By Alfee Rubayet | Contributing Writer
On Thursday, February 12th, Dr. Adeem Suhail, Assistant Professor of Social Anthropology, delivered a powerful lecture as part of Franklin & Marshall’s Common Hour series. Titled “Dreaming at the World’s End: Dispatches on an Emergent Cosmopolitics from South Asia,” the lecture focused on the pressing issue of climate change and climate colonialism with stories from South Asia, and the ongoing disaster in Turkey and Syria as they experience the “End of their Worlds.”
Going off script, Dr. Suhail scrapped his original lecture and began with a call for the able-bodied to take a stand for the thousands of lives lost and the tens of thousands that are being permanently altered. Dr. Suhail then recited the poem “On Living” by Nâzım Hikmet, a revolutionary Turkish poet.
What does it mean to dream at the end of the world? Dr. Suhail offers lessons from post-flood Pakistan, referring to the catastrophic flooding that submerged a third of the country last summer. He shared his own experiences witnessing the devastating effects of climate change in Pakistan. And as Pakistanis, Turks, and Syrians continue to bear witness to their own demise as the Climate Clock ticks down in Capitol buildings and billboards across New York, Dr. Suhail draws attention to the added burden placed on Syrians by the economic sanctions imposed by the US and Europe. As the end of the world comes and passes Syrians by, it is followed by the “vultures” that pick on the remains.
Alongside the vultures, Dr. Suhail highlights the bravery of those who respond to a calling. He offers us the stories of Farhan Allah, the man who carried his village to higher ground and saved his people from flash floods, and doctors Samira Abazi and Quratulain Wazir, who left their comfortable lives to treat the tens of thousands of cases of cholera, malaria, and dengue in the inundated regions. These are remarkable stories and exceptional people. Perhaps, Dr. Suhail suggests, had they taken a moment to conduct a cost-benefit analysis, they may have been dissuaded to answer their calling.

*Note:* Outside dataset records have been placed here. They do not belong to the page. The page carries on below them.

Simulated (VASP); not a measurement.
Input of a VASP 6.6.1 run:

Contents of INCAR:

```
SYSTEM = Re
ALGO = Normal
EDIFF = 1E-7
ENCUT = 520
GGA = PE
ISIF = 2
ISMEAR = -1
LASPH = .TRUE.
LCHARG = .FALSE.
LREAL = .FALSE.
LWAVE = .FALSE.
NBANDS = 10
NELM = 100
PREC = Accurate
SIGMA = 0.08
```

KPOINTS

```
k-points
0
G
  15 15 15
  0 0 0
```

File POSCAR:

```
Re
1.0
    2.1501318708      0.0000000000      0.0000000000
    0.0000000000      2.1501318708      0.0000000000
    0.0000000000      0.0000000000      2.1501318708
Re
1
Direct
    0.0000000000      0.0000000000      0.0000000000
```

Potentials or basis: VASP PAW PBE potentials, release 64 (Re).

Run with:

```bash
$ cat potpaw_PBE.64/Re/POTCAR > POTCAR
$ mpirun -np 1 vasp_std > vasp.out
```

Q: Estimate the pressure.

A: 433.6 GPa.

He then tells the story of the village of Pono, where a Sindhi legend plays out: a tragic love story where two lovers are subsumed into cosmic love by the Earth Mother. Last summer, the village of Pono witnessed the End of the World. In his highlight of the need to find indigenous cultures that existed before the violence of the colonial encounter, he speaks of the architect Yasmeen Lari. Once a “mercenary” architect at the behest of capitalism, Lari is now in her retirement, working in the village of Pono at the intersection of climate change and architecture. In Pakistan, where the damaging irregularities of extreme heat and cold waves have turned regular in their proximity to the end of the world, their future is to dream better, without being “tainted by visions of concrete.” Using indigenous knowledge and modern technology, she is reconstructing the village of Pono, showing people how to build sustainable homes with zero carbon impact through women-led initiatives, so that these new homes can withstand the brutalities of climate change.
But the village of Pono is not plugged into the trappings of capitalist becoming—none of the modern electric wiring or heated water that we take for granted. Yet the end of the world comes for Pakistan, Turkey, and Syria first. The rendering of unequal distribution and inequalities of the immediate consequences of climate change—the end of the world—is rooted in the legacies of colonialism and its multiple afterlives. Or as Dr. Suhail put it, climate colonialism. For all the bravery of Farhan Allah, the sacrifices of Dr. Samira Abazi and Dr. Quratulain Wazir, and the visions of Yasmeen Lari cannot make up for the constant failures around climate change by the countries that are in the position to do the most.
Last year at COP27, after decades of activism, a Loss and Damages fund was finally agreed upon by rich countries. This would create a fund where rich countries would pay for climate damages in poorer countries that face the brunt of climate change. Despite this major symbolic victory, the fund remains non-binding with a limited impact and numerous questions on what this would look like.
The language around loss and damages, from Pakistan’s floods to earthquakes of Leviathan magnitude, is not meant to place blame, but rather to emphasize the importance of shared responsibility and redistributing burdens. Neither Pakistan, Turkey, nor Syria, should bear this cost alone. Dr. Suhail ended his lecture with a call to action, urging the audience to consider their role in addressing the impacts of climate change and working towards a better future for all.
To support Turkey and Syria, the Muslim Student Association is organizing a fundraiser, “Uniting for Hope,” selling Middle Eastern desserts at the Steinman College Center from 12 PM to 6 PM until the end of the week. All proceedings will be donated to the emergency relief fund created by the Islamic Community of Lancaster.